It is important to realize that our country was founded not as a democracy but as a Republic. This means are a representative democracy, where rights and powers are limited – not universal – and defined by the Constitution. Our Founding Fathers clearly wanted to forestall the dangers of democracy well known since Plato (viz. Republic). James Madison’s Federalist 10, entitled “The Utility of the Union as a Safeguard Against Domestic Faction and Insurrection” is also instructive on the subject, as it underscores the importance of electoral system and dangers of factions swaying elections.
One of the advantages of a republic is that there is little room for voter fraud. Originally, elections in the American Colonies, and well until the 1820s, were limited to property-owning white men and their eldest sons. Limited suffrage was intended to prevent mob rule. Before 1776, eligibility to vote and voting laws varied from state-to-state. Race, gender, even religious restrictions were not uncommon. Militia and army service as well as property ownership and payment of taxes became preconditions to vote during the 1790s. During this time, many states eliminated religious conditions and Massachusetts, New York, Vermont, Pennsylvania, Maryland, and North Carolina permitted African American men to vote.
This expansion of suffrage was rather slow at this time and did not come to the front until the 1820s and 30s. Westward expansion and our “moving frontier” led to the creation of new states, which offered broader voting rights, in order to attract settlers. We can see how the idea of “open borders” and equally open and broad voting rights goes back in our history – as early as 1816 when Indiana passed its voting laws.

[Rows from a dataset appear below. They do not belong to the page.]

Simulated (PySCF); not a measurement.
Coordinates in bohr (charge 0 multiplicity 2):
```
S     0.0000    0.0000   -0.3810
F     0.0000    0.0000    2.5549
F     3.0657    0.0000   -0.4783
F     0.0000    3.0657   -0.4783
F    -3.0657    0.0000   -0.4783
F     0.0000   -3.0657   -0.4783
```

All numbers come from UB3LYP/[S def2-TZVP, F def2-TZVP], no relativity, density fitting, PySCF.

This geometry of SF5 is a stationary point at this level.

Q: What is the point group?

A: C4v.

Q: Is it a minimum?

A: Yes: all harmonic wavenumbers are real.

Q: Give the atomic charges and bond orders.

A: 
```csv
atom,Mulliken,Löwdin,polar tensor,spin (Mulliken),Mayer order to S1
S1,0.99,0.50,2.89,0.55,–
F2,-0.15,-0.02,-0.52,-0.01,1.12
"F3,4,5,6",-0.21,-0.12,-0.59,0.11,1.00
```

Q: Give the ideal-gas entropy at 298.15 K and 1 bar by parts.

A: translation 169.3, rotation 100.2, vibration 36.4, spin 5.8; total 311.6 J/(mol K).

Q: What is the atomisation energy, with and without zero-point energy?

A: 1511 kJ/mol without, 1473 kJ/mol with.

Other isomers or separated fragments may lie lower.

The fact that new settlers acquired their voting rights with their property produced a lot of new ground to till by the parties. Expansion in land and vote caused increasing party rivalry, which in turn contributed to voter proselytizing. Fertile soil for voter fraud was being laid.
Expanded suffrage increased the weight on the scales of representative democratic Republic in favor of (evil, Platonic) democracy. Two other phenomena followed suit – mass immigration, and industrialization – and we may argue that had these factors been present in the pre-Jacksonian America, even Democrats (who were always more apt at proselytizing the common folk for votes) would have been more reluctant to grant broad suffrage privileges.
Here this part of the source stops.